During this time, the Okinawans – particularly the royalty – practiced Tode and various forms of Kung Fu all over the island. Numerous legendary martial artists visited the island to teach and train, including Seisan, a Kung Fu master (after whom a prominent kata is named).

Okinawa’s golden age came to an abrupt end in 1609 with the Japanese invasion. Under control of the Shimazu dynasty, the Satsuma Clan of Japanese Kyushu invaded Okinawa. Although it was quickly occupied, the island’s people would prove extremely difficult to subdue. A fierce and proud people, they had become known for their self-reliance, and the existence of such a foreign force on their soil was a grave insult. Though their land had been conquered, their spirit had not.

Japanese troop numbers steadily decreased as the stealthy Okinawans assassinated samurai and waged guerilla warfare. Realizing the only way to stop the Okinawans was to disarm them, the occupying forces took away all possible metal substances, including the everyday necessities such at pots and pans. With the removal of all sharp objects, the Okinawan people, relying heavily on fishing for survival – found their livelihood in jeopardy.

Perturbed at this act, the Okinawans sent forth a delegation to the occupying forces. There they were granted a community knife for use, albeit attached to a heavy chain and guarded my two Japanese soldiers. This act was not out of any kindness on the Japanese’ part, but rather a realization that the subjugation of the population could be made easier by allowing simple but vital requests.

The plan seemed to have worked, as attacks on Japanese Imperial forces ceased. Due to this fact, the Japanese began to let down their guard.

The Okinawans, on the other hand, did the opposite. Fueled by tales of Chinese masters who were able to defeat armed opponents with nothing but simple wooden instruments, they began to practice techniques with farm tools of the day.

All manner of equipment was put into use: staffs, root pullers, ox-cart pintles, oars, and well handles, each an everyday item used as a weapon against the invaders. Used properly, these weapons were potentially more dangerous that the swords of the samurai, easily capable of penetrating the lightweight lacquered armor of the Japanese troops.

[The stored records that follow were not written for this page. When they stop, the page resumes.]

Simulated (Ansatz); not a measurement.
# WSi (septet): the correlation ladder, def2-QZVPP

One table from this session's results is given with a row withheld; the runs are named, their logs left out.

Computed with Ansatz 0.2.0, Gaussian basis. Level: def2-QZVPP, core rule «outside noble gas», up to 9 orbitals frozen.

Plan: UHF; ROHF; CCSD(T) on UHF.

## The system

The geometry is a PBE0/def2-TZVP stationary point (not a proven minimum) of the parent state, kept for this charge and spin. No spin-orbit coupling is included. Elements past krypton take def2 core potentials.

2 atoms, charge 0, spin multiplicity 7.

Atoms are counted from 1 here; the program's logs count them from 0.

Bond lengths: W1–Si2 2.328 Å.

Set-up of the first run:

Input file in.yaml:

Besides the mental training and the kobu-do (weapons) practice, the body was toughened, hardened to the point of excess. The elbows, striking knuckles, forearms and shins were toughened using various techniques, one of which was the makiwara board. A post wrapped in rope, the makiwara was punched repeatedly, building the fist to the density of cattle horn. Fingers were strengthened as well by striking into pots of sand and stones.

All of this training was done in the utmost of secrecy, virtually under the noses of the Japanese. Astounding ins the fact that the Japanese never discovered the teachers or the students, and nor did they ever stumble across any training sessions. Any suspected informers were, of course, dealt with accordingly; perhaps this threat was enough to keep any potential taletellers quiet.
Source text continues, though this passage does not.